After messing up these two organisations, the players end up investigating Silver Twilight offshoots throughout the world – the Silver Twilight is trying to get parts of a relic they can use to raise R’lyeh from the sea and free Cthulhu, meaning that their true end-goal is to destroy the world, so the players are competing with them and hunting down other cults to stop this goal. This takes the players to Scotland, where they encounter a coven of witches and, incongruously, serpent people and a chthonian; the Mojave desert, where they investigate a ruined film set and encounter beings known as Spectral Hunters called forth by insane Native American shamans and a member of the Silver Twilight a century prior; rural Maine, where the Silver Twilight tries to assassinate the player characters with the assistance of a Mi-Go; Easter Island, where the players encounter the Deep Ones and a Dimensional Shambler; and finally R’lyeh itself, where the players battle the Silver Twilight and Carl Stanford directly, and may face Cthulhu himself (as well as a fire vampire).
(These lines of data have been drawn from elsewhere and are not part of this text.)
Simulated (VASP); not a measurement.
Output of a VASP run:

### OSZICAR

Carl Stanford is the main antagonist in this campaign, as he leads the Silver Twilight from Boston to R’lyeh and masterminds the plot that the players are trying to foil. The campaign itself features a completely scattershot grab-bag of mythos beasties – the HOST worships the Outer Gods, works with Nyarlathotep, communes with all kinds of Mythos beings, tries to summon Cthulhu, and yet the campaign is called Shadows of Yog Sothoth. In that sense, it provides very little in the way of mythos background for the interpretation of the Lodge found in TCU, which is why I’ve concentrated on the Lodge stuff at the start, as that is more heavily referenced in subsequent FFG games and seems the most relevant to the story and setting of TCU.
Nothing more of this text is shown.